Keighley-based Hans Soova won the Outstanding Contribution to Sport prize at the school’s awards ceremony.

Soova, who is 78 later this month and coaches at Oakbank Table Tennis Club, Nab Wood Sports Centre and Beckfoot School, said of the award: “I am amazed and really honoured. It was a big surprise.”

He usually takes just a fortnight a year off from coaching but a six-hour operation because of his illness caused him to take five weeks off.

“That is the longest rest from coaching I have had in 47 years,” said Soova.

“They wouldn’t have done such a long operation if I hadn’t been so fit and I remain positive.”

Soova came to England as a refugee from Estonia in 1951, having spent the Second World War and its immediate aftermath in displaced people’s camps in Germany, where he learnt to play table tennis.

“I took up coaching by accident – no-one else in Bradford wanted the job – and I got a lot of encouragement from my late wife Christine,” he said.

“I focus my coaching on the four As – attendance, attitude, ambition and attention to detail – and this will help the player and coach go in the same direction.

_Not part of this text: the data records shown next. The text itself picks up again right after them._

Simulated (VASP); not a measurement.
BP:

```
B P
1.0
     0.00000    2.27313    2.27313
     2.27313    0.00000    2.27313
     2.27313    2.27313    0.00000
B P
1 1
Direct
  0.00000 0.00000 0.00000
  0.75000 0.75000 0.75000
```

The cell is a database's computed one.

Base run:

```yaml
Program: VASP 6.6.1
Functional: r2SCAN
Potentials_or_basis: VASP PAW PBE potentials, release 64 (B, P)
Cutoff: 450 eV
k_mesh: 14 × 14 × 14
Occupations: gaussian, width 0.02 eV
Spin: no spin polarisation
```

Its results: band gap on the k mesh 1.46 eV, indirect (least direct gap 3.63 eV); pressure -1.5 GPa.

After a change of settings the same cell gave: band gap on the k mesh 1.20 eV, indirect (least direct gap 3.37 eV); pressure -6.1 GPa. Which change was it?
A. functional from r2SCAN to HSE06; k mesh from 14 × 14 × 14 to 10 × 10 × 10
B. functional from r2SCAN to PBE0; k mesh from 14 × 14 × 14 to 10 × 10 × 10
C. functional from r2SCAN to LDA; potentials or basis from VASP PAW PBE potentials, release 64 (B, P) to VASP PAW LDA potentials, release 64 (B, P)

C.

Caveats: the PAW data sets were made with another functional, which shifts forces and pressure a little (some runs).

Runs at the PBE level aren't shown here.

“In 1970 I started the Bradford Schools’ League and individual championships and have coached hundreds of young people. But you never stop learning and the challenge in each session is to make a difference to the player.

“So far my students have won 53 national championship gold medals, 24 have represented England and 16 have been England No 1s – but their achievements after table tennis are just as important.”